Thursday, July 30, 2009

The contemporary modern

How come that modern forms seem to be so appealing in the field of contemporary art? What is it precisely about modernist art that makes one think that there is after all something related to the modernist enterprise that presents itself as relevant and interesting in the present day situation?

In the catalogue published on the occasion of the exhibition modern modern that was recently held at the Chelsea Art Museum, April 17 - June 13, 2009, and which was curated by Pati Hertling, Jan Verwoert argues that it is the crooked, the contradictory and the unresolved implied in many modernist works and practices, and not the straight laid bare in the disastrous modernist masterplans for an all-embracing revolution in the world, that gain distinction as being valuable if one takes a closer look at the modern project today. In the same catalogue Pati Hertling points to the idea that what she calls the modern modern has a sadness attached to itself and deals with longing and missing. Hertling also reminds us that objects are simply beautiful.

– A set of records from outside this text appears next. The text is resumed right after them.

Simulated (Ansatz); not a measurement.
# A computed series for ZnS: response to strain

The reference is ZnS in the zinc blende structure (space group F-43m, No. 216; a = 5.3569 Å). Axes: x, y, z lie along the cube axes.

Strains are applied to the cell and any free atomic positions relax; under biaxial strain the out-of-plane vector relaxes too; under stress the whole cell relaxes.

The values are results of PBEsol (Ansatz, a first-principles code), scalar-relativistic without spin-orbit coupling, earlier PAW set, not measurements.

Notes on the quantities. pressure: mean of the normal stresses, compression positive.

Now, these analysises of what we can call the contemporary modern are surely going straight to the point. There is an undeniable attractiveness to the revolutionary commitment to endless experimentation and innovation in artistic form inherent to the twentieth-century avant-garde modernism. The intense innovative spirit of many early modernist artworks are nearly mad or at least a little bit over the top if one takes an ordinary conformist point of view. That madness is precisely encapsulated by Verwoert in his theorizing about the crooked modern. At the same time there is, as Marjorie Perloff has stressed, a dominance of the lyric with its associated effects of singularity in some modernist art, say modernist poetry for instance, which fits very well with Hertlings nodding in the direction of an emotionalism attached to the contemporary modern. To the extent that the postmodern can be analysed, at least in part, as a refusal of the aesthetic Hertlings accentuation of the concept of beauty again touches upon a feature that surely makes the current focus upon modernism quite understandable and transparent. Because the aesthetic never really left the field of contemporary art and beauty matters. If something is beautiful it is simply worth seeing. And if something is beautiful in "the over the top way" or in the mad or the crooked way it is really worth seeing.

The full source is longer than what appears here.